Then, the post-filter 106 outputs, to the memory 107, the reference
first frame data for use in reference in decoding the encoded
second frame data (image data in a frame that is to be decoded
later).
[0041] The post-filter 106 smoothes pixel information for pixels at
a boundary between a plurality of blocks (macroblocks) constituting
the first frame data (decoded image data).
[0042] In FIG. 1, the memory 107 stores both of a reference pixel
for use in inter-frame compensation and that for use in intra-frame
compensation. However, this memory is not necessarily required to
be a single memory. The decoding apparatus can have different
memories for use in inter-frame compensation and intra-frame
compensation. The same applies to the embodiments described
below.
[0043] The selector 109 selects either one of the standard
parameter received from the standard-parameter calculator 105 and
an original parameter set in the decoding apparatus and outputs the
selected filter parameter to the screen-display filter 108. A
method for selecting a filter parameter for use in the selector 109
will be described below.
[0044] The screen-display filter 108 performs deblocking filtering
on the decoded image data received from the compensator 104 using
the filter parameter selected by the selector 109 and outputs the
decoded image data subjected to filtering to the image processor
110. When the standard parameter is selected, the output of the
post-filter 106 and the output of the screen-display filter 108 are
the same.
[0045] The image processor 110 performs image processing, such as
color-space transform and filtering for improving the image
quality, on the decoded image data subjected to filtering received
from the screen-display filter 108 and outputs the processed data
to the image display 111. The image display 111 displays the
decoded image data subjected to image processing received from the
image processor 110. In such a way, when the selector 109 selects
the standard parameter output from the standard-parameter
calculator 105, decoded image data conforming to the standard
encoding system is displayed. In contrast, when the selector 109
selects the original parameter, decoded image data subjected to
deblocking filtering in accordance with the original parameter is
displayed.
[0046] When a second parameter is set in the decoding apparatus,
the screen-display filter 108 smoothes first frame data decoded
through the entropy decoder 101 to the compensator 104, using the
second parameter, and outputs reproduction first frame data to be
reproduced. The second parameter used here indicates an original
parameter, and smoothing indicates filtering.

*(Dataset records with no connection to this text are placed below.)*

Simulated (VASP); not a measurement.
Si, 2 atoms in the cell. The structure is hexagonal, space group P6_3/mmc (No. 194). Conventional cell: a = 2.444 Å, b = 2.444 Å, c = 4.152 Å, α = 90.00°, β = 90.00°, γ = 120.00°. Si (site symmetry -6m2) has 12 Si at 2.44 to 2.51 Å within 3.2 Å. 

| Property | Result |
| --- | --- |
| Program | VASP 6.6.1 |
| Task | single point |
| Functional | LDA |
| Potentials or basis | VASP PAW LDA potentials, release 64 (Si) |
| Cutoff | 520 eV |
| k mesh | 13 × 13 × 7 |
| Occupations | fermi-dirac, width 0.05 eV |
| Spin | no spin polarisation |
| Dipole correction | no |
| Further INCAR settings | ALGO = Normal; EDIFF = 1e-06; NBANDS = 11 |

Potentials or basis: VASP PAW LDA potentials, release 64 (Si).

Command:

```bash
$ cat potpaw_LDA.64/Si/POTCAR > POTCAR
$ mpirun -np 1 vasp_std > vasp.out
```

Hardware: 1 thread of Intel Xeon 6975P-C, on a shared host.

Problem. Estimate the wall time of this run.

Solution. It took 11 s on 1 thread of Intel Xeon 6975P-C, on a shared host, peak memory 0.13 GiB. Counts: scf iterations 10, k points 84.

[0047] The screen-display filter 108 smoothes pixel information for
pixels at a boundary between a plurality of blocks (macroblocks)
constituting the first frame data (decoded image data).
[0048] In such a way, the decoding apparatus according to the
present embodiment includes two filters: the post-filter 106 for
performing filtering to obtain decoded image data for inter-frame
compensation and the screen-display filter 108 for performing
filtering to obtain decoded image data to be displayed.
[0049] The reason why the decoding apparatus includes two filters
is described below. To prevent image blurring caused by deblocking
filtering, one possible approach is to decrease the filter strength
set in encoding (or to set filtering such that it will not be
performed) in the decoding apparatus. However, in an encoding
system such as H.264, for example, data of a frame subjected to
deblocking filtering is used as data for use in inter-frame
compensation to decode data of another frame. That is, encoding is
performed such that the filter parameter is determined according to
the filter strength on the basis of the difference value between
data being a target for encoding (e.g., a macroblock) and the
reference data subjected to deblocking filtering. Thus, if the
filter strength is changed in a traditional decoding apparatus,
data of a frame subjected to filtering using the changed filter
strength is referred to in decoding data of another frame. For
example, if the setting is changed during decoding such that
filtering will not be performed, data that is not subjected to
filtering is undesirably used as the reference data in decoding.
Once the setting has been changed such that filtering will not be
performed, even if the setting is reset such that filtering will be
performed, data that is not subjected to filtering is referred to
thereafter. Accordingly, for example, even a frame that is not
inter-frame compensated may be unable to be converted back into an
image conforming to the standard mode. In other words, even if the
filter strength changed once during decoding is reset, it may take
much time to obtain an image conforming to the standard mode.
[0050] The decoding apparatus according to the present embodiment
includes two filters of the post-filter 106 for performing
filtering to obtain decoded image data for use in inter-frame
compensation and the screen-display filter 108 for performing
filtering to obtain decoded image data to be displayed. In such a
way, the decoded image data for use in inter-frame compensation can
be prevented from being changed by the changing of the filter
strength.
[0051] Next, a process performed in the portions of the decoding
apparatus according to the present embodiment from when movie image
data is input into the entropy decoder 101 to when the movie image
data is displayed on the image display 111 is described with
reference to the flowchart illustrated in FIG. 7.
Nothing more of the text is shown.